Most IT professionals are familiar with the need to keep data secure. In schools, the importance of privacy takes on special importance. The Family Educational Rights and Privacy Act (FERPA) is law in the United States which is intended to safeguard sensitive information about children in schools. While there are some types so information that are not protected by FERPA, the best rule of thumb for those who work in schools is to avoid sharing information you learn about students while at work.
FERPA even protects information school employees learn accidently. For example, a school employee who shares with someone else, “I saw Johnny get in a fight at school today and they were suspended,” has violated FERPA as they shared information about a student’s behavior and the consequences of it.

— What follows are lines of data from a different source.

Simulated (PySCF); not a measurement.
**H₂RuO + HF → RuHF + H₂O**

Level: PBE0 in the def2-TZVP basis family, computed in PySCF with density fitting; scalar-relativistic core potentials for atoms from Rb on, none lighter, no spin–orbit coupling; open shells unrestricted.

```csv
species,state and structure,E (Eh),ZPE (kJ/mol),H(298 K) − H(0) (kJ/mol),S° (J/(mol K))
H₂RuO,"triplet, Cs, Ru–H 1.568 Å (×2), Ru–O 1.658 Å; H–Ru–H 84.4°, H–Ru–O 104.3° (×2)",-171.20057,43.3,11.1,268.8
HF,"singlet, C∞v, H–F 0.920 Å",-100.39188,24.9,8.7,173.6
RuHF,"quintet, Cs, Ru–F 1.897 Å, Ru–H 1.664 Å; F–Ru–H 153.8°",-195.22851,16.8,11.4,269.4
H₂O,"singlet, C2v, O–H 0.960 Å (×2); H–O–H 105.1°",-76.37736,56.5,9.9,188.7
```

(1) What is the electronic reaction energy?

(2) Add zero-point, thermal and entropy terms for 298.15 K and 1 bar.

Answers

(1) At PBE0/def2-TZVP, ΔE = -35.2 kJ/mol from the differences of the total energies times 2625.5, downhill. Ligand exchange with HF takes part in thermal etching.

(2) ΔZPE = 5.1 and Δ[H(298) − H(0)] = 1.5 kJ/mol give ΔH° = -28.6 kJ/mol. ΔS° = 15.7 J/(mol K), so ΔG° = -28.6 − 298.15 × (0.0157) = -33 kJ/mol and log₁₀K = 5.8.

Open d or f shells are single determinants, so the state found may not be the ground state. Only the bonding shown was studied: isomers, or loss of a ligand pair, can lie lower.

IT professionals have an unusual level of access to classrooms and data. When an IT professional is in a classroom and sitting at a computer, they are “a fly on the wall.” Teachers and students largely proceed as if there is no one else there. They gain an unfiltered view of classroom actions and interactions. IT professionals are often in a situation in which they may have access to information that is protected by FERPA such as a student’s grades. While the student information system should have protections to prevent a technician from accessing grades, a teacher may ask for help resolving a technology issue when they are logged in to systems.
What one observes in data systems, classrooms, and schools must be kept confidential; the teacher who shows students’ grades to an IT technician to while getting help has violated. The IT technician who does not share that information with anyone or who does not treat the student differently has not violated FERPA. They have minimized the damage done by the original violation and they have not violated FERPA themselves. The one exception, of course, is if there are situations that are unsafe or potentially troubling. IT professionals have the same responsibility as anyone, especially adults, to prevent and report those situations. Expect that you will be expected to participate in FERPA training every year you are employed in a school.